By Frank Bajak
President Evo Morales, a coca-grower at odds with Washington but hugely popular at home for empowering Bolivia's long-suppressed indigenous majority, was expected to coast to re-election.
Such a victory would augur further revolutionary change, though opponents say they fear Morales will use a consolidation of power to trample human rights and deepen state control of the economy.
Voters were also choosing a new Congress, with Morales' stridently leftist Movement Toward Socialism hoping for a two-thirds majority so it can dictate terms of a law on indigenous territorial self-rule.
A super-majority would also give the 50-year-old incumbent the votes needed to amend the constitution so he could run for a third straight term, though he has been evasive on the issue.
"We'll always back Evo Morales' government because he takes into account the poor," said Ramiro Cano, a 40-year-old jeweller and a member of Bolivia's dominant Aymara ethnic group who voted to give Morales five more years in office.
Cano praised Morales especially for the annual subsidy his two children receive for attending school. "He's been a great help not just for me but for all families in need."
Nearly six of 10 Bolivians live in poverty.
A victory by Morales, who led opinion polls with about 55 percent support, would extend the stability he has brought to a country notorious for coups and that had five presidents in the five years preceding his December 2005 election.
The vote comes under a new constitution ratified by voters in January that allowed Morales to run for a second term and that remade Bolivia as a "plurinational" state, allowing self-rule for the poor South American country's 36 native peoples.
Twelve of Bolivia's more than 330 municipalities were voting Sunday on indigenous autonomy, which would allow them to abandon modern political structures in favour of traditional Indian governance based on consensus-building.

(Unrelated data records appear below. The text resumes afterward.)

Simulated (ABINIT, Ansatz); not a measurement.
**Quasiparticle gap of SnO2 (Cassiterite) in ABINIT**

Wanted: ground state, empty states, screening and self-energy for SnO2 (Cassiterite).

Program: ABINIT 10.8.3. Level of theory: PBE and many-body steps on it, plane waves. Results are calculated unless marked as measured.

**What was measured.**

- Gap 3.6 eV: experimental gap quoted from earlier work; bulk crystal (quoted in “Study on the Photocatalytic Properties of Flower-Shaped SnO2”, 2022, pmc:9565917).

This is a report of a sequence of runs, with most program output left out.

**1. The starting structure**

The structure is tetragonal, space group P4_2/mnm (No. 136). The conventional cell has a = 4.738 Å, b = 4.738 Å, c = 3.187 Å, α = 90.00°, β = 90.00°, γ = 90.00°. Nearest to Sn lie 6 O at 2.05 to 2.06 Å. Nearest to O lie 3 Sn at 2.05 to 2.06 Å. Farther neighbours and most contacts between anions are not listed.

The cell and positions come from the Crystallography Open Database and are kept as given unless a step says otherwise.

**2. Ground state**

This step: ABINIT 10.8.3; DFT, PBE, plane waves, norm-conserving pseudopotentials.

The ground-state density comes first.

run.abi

Still to be defined by the new Congress are larger territorial autonomies for indigenous groups that could redraw the political map and redefine how government funds are disbursed.
Morales, Bolivia's first indigenous president, voted Sunday in the central coca-growing region of Chapare.
"The decision is for change," he told reporters afterward.
The llama-herder's son and coca-growers' union rabble-rouser has championed all of Bolivia's Indians - at the expense of wealthy ranchers and farmers centred in the eastern lowlands. He has been careful, however, not to alienate too many landholders with a land redistribution program in which confiscation of fallow land has been modest.
Pre-election polls put Morales far out in front of his nearest competitor in a field of nine candidates. Manfred Reyes, a former military officer and state governor associated with the previous discredited ruling class, had 20 percent support. His running mate is in jail, accused of backing a massacre of Morales supporters in 2008 as a state governor.
A more centrist opposition candidate, cement magnate Samuel Doria Medina, was running third with about 10 percent support.
"The right hasn't been able to come up with anything that is new or inspires confidence," said Kathy Ledebur, an analyst who runs the non-profit Andean Information Network.
Morales, meanwhile, has used profits from the country's natural gas industry, which he nationalised in May 2006, to provide the highly popular subsidies for schoolchildren, as well as new mothers and the elderly.
Benefiting from higher prices for the natural gas and minerals that account for the bulk of Bolivia's exports, the economy grew 6 percent last year and is on track for a 3 percent rise in 2009.
Morales' detractors say he is taking Bolivia down what they consider the same ruinous totalitarian socialist path as Venezuela's Hugo Chavez, while similarly forging dangerous alliances with Iran and Russia.
"He's created a tyranny," said Mario Orellana, a 65-year-old retired army colonel who said he voted for Reyes. "He does what he likes. There's not democracy."
Besides tightening state control over the gas, oil and mining sectors, Morales has nationalised the main phone company and signalled his intention to take over the electrical power industry.
"Sooner or later he'll nationalise the banks," said Victor Hugo Cardenas, a former vice president and Morales critic whose house was ransacked by a pro-Morales mob earlier this year.
But many analysts believe Morales will be careful not to alienate the foreign investors he needs to increase raw materials output - they just won't be able to own the mines and wells.
Last month, Bolivia received a pledge of a US$1.5 billion investment from the Spanish-Argentine company Repsol for natural gas development.
Relations with the United States, meanwhile, have been rocky.
Morales expelled the US ambassador and the Drug Enforcement Administration in late 2008 for allegedly inciting his political opposition.
In a speech on Saturday, Morales claimed Bolivia is confiscating more cocaine now than it did when the DEA was active in the country. UN figures show that cocaine production is up, however, from an estimated 80 metric tons in 2005 to 103 metric tons last year.